Table (4)
Tables are commonly seen in PDF invoices and financial reports. You may encounter the situation where you need to export PDF table data into Excel, so that you can analyze the data using the tools provided by MS Excel. This article explains how to extract tables from a PDF page and export them as individual Excel worksheets using Spire.Office for Java.
Install Spire.Office for Java
The scenario actually uses Spire.PDF for Java for extracting tables from PDF, and Spire.XLS for Java for generating Excel files. In order to use them in the same project, you’ll need to add the Spire.Office.jar file as a dependency in your Java program.
The JAR file can be downloaded from this link. If you use Maven, you can easily import the JAR file in your application by adding the following code to your project’s pom.xml file.
<repositories> <repository> <id>com.e-iceblue</id> <name>e-iceblue</name> <url>https://repo.e-iceblue.com/nexus/content/groups/public/</url> </repository> </repositories> <dependencies> <dependency> <groupId>e-iceblue</groupId> <artifactId>spire.office</artifactId> <version>9.3.1</version> </dependency> </dependencies>
Export Table Data from PDF to Excel
The following are the main steps to extract all tables from a certain page and save each of them as an individual worksheet in an Excel document.

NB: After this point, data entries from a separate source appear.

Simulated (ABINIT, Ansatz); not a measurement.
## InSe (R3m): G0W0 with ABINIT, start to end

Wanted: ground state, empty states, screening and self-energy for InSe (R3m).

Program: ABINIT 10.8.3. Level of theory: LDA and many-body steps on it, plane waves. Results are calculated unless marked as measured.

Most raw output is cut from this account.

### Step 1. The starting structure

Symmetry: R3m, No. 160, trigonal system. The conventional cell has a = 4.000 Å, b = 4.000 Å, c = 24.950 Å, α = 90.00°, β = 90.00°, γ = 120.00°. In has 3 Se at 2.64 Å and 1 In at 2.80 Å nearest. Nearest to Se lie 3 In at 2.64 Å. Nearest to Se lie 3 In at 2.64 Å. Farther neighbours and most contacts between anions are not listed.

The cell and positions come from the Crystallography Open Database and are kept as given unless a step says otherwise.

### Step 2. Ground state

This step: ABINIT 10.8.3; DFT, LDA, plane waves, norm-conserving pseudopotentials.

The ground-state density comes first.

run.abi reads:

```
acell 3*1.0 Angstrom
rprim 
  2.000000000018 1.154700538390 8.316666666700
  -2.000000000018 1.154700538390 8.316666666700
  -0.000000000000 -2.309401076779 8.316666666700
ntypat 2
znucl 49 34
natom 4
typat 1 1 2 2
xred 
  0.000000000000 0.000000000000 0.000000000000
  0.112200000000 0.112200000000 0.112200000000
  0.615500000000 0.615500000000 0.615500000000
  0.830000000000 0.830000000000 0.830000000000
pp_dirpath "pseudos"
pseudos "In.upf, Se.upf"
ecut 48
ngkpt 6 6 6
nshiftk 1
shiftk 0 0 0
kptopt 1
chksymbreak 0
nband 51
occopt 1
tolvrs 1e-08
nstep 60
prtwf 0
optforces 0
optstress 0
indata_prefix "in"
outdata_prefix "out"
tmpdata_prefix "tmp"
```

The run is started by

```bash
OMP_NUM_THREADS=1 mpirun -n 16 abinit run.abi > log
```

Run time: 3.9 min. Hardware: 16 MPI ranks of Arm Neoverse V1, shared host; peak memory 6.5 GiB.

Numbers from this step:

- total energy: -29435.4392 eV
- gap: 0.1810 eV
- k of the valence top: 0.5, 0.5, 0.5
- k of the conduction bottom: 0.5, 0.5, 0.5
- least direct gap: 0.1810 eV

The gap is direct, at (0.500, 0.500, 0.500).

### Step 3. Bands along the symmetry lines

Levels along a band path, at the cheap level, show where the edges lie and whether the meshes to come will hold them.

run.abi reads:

- Load a sample PDF document while initializing the PdfDocument object.
- Create a PdfTableExtractor object, and call extactTable(int pageIndex) method under it to extract all tables in the first page.
- Create a Workbook instance.
- Loop through the tables in the PdfTable[] array, and get the specific one by its index.
- Add a worksheet to the workbook using Workbook.getWorksheets.add() method.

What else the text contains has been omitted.